I am beginning these next two blogs earlier than I might normally. We are busy right now. Elaine has a speaking engagement and I, of course, have responsibilities at the church we serve as interim. Not to mention sermons and work with the foundation that I am a part of. In the midst of this, we are traveling. Some very dear friends have gifted us time in Tennessee for a week. We just couldn't pass up this opportunity to stay in their beautiful cabin. Then enjoy all of the surrounding areas and yes,play a round of golf. So over the next couple of weeks, I want to be sure that these blogs are ready to post during this very special season of the year.

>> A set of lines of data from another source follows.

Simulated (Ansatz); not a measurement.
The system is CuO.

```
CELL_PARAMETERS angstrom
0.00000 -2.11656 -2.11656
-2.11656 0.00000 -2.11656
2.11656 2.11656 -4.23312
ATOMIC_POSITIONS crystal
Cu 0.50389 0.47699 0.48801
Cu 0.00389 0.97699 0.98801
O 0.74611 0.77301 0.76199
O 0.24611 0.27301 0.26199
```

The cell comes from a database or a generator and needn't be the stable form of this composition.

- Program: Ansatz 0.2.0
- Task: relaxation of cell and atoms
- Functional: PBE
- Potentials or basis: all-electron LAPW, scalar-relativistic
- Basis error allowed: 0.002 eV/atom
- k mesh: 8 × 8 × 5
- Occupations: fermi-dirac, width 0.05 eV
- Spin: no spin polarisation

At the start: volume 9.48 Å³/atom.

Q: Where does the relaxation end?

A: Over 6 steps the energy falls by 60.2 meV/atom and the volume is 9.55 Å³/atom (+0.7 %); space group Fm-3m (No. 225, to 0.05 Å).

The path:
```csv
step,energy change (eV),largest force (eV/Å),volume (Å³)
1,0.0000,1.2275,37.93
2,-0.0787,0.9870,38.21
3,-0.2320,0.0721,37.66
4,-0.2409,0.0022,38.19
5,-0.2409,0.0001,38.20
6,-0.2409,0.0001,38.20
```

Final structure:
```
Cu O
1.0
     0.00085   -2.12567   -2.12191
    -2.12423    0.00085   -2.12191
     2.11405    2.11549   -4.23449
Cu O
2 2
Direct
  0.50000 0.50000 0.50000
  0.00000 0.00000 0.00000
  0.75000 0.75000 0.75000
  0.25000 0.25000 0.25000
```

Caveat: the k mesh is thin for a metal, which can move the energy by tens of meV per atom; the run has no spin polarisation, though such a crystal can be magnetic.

Sunday will be Palm Sunday and in John 12:13 we read that-
“They took branches of palm trees and went out to meet him, shouting, “Hosanna! Blessed is the one who comes in the name of the Lord—the King of Israel!”
I was born in Tampa, FL, and lived in the city until I was 10 when our parents built a house in Brandon and we moved. Even after the move, for a time, we continued to attend the church we had grown up in and I mean we as in my sister Karen and I. The church was Palm Avenue Baptist Church located at the corner of Palm Avenue and Florida Avenue. It was a great church and we both were saved and baptized there as kids. The church called the bulletin "The Palm Leaf" and being the literalist that I have a tendency to be, I thought it was because of the palm branches as noted in John 12. You see I had this thought around Easter time. One day it dawned on me, wait the church is Palm Avenue and that is the name of the street it is on so Palm Avenue and the Palm Leaf made perfect sense to me. Thanks for letting me take you down memory lane. It was fun for me and I hope not distracting for you.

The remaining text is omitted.